Daily Measure

Picasso and Modern British Art at Tate Britain

Picasso and Modern British Art at Tate Britain

13 February, 2012
by: Tom Jeffreys

Brilliant in places, Picasso and Modern British Art is too big for its own concept and far too wordy. Tom Jeffreys reviews.

Pablo Picasso Tate Britain

There's a memorable moment in David Mitchell's number9dream when one of the characters suggests that the quality of a movie may be inversely proportional to the number of helicopters in it. The same, I've often thought, could be said about exhibitions, in relation to the quantity of text plastered all over the walls. In this respect, Picasso and Modern British Art is an absolute shocker. Every single work seems to be accompanied by at least two lengthy paragraphs of text, most of which is unutterably tedious and actively detracts from the art on show. Which is a shame, because once the curators stop babbling, this is actually an interesting, insightful exhibition.

The reason for all this text is simple: the exhibition's central tenet doesn't really make any sense until the 1930s, when Picasso's impact on British art was sufficiently significant to be worthy of note. And yet Tate Britain kicks off the narrative as early as 1901, leaving the best part of 30 years (and three gallery rooms) to fill up with second rate painters like the woeful Duncan Grant, the entertaining but very dated Wyndham Lewis, and acres and acres of wall text.

Aside from a select avant-garde like the Bloomsbury Group and the Vorticists, the British art world in all its conservative insularity took decades to begin to really take to Picasso. Which may be an interesting subject for a magazine article or a TV documentary, but doesn't give us much to look at. So instead the curators take up our time with excessive documentation about who bought what paintings from which galleries in which years. It's execrably dull, and unless exhibition sponsors RLM Finsbury are somehow doing the PR for the long-dead art-buying financiers who keep cropping up, it all makes very little sense.

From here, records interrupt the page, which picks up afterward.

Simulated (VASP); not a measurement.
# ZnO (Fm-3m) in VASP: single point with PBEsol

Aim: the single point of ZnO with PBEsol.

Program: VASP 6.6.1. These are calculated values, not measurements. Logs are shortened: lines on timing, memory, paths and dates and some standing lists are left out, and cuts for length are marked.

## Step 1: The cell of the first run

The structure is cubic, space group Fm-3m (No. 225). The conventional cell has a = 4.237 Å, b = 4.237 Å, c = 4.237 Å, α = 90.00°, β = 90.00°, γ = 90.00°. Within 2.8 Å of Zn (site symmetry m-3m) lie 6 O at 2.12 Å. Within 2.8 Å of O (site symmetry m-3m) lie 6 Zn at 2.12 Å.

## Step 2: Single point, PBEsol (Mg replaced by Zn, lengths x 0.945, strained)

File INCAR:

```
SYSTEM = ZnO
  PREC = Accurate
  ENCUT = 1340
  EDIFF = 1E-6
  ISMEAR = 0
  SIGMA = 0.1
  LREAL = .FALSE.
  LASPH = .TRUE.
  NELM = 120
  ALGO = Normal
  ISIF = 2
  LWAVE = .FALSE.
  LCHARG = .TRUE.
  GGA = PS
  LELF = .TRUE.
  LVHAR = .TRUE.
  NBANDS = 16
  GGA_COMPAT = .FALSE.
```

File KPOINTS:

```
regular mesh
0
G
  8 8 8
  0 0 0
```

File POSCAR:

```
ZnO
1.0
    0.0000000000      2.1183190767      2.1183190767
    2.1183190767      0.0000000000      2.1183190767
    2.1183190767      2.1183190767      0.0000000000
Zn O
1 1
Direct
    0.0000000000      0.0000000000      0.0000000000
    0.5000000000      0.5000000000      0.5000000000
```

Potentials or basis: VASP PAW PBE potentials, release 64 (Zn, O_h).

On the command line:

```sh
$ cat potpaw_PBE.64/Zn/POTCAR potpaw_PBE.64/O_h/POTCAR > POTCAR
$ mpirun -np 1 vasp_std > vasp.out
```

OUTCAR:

I'd suggest rushing through the first four galleries, pausing only to admire the haughtily melancholic Girl in a Chemise (1905) and a boldly scratchy pencil portrait of Vladimir Polunin (1919). Take a very quick look at gallery four (if only to confirm once and for all that Ben Nicholson is an artist of derivative subservience), and then stroll slowly into gallery five. Ignore all the wall text, and simply relax in the presence of such variety. From rose-tinted society Impressionism to bright, vibrant Cubist riots, and the coyly enigmatic A Child with a Dove (1901), this is a room that affirms greatness.

From here, the exhibition begins to make much more sense, as the focus shifts to artists like Henry Moore, Francis Bacon and Graham Sutherland. With Europe plunging headlong into war, these three artists took Picasso's stylistic innovations and hurled them screeching into a black abyss. Moore's debt to Picasso is concisely established with a room exploring their shared appreciation for bulky curving sensuality. But it's his elegantly dangerous sculpture Three Points (1939-40) that is perhaps his best work here, quite masterfully placed opposite Picasso's world-famous Weeping Woman (1937). For me, this is the brittle, shattered, symbolically charged apex of this exhibition, so powerful because the works give away so little.  

Around this perfect little moment are some rare early works by Bacon (one of the exhibition's most surprising and enlightening sections), as well as Three Studies for Figures at the Base of a Crucifixion (1944), a fitting inclusion as the curators reach for the heavy-hitters. Later, the barbed, thorny forms of Graham Sutherland extend the angst – the highlight being Devastation, 1940, a work of virtuoso warped perspective, whose fragmented heart mirrors that of Weeping Woman, and marks, you might say, the beginning of the end of Modernism.

For these four rooms, Picasso and Modern British Art is an insightful, bold and genuinely quite exciting exhibition. It's just a shame it starts terribly (and peters out a bit with Hockney's literal homages). With a more focused approach (and a scythe through the spiel) this could have been something special.

Picasso and Modern British Art is at Tate Britain form Wednesday 15th February until 15th July 2012.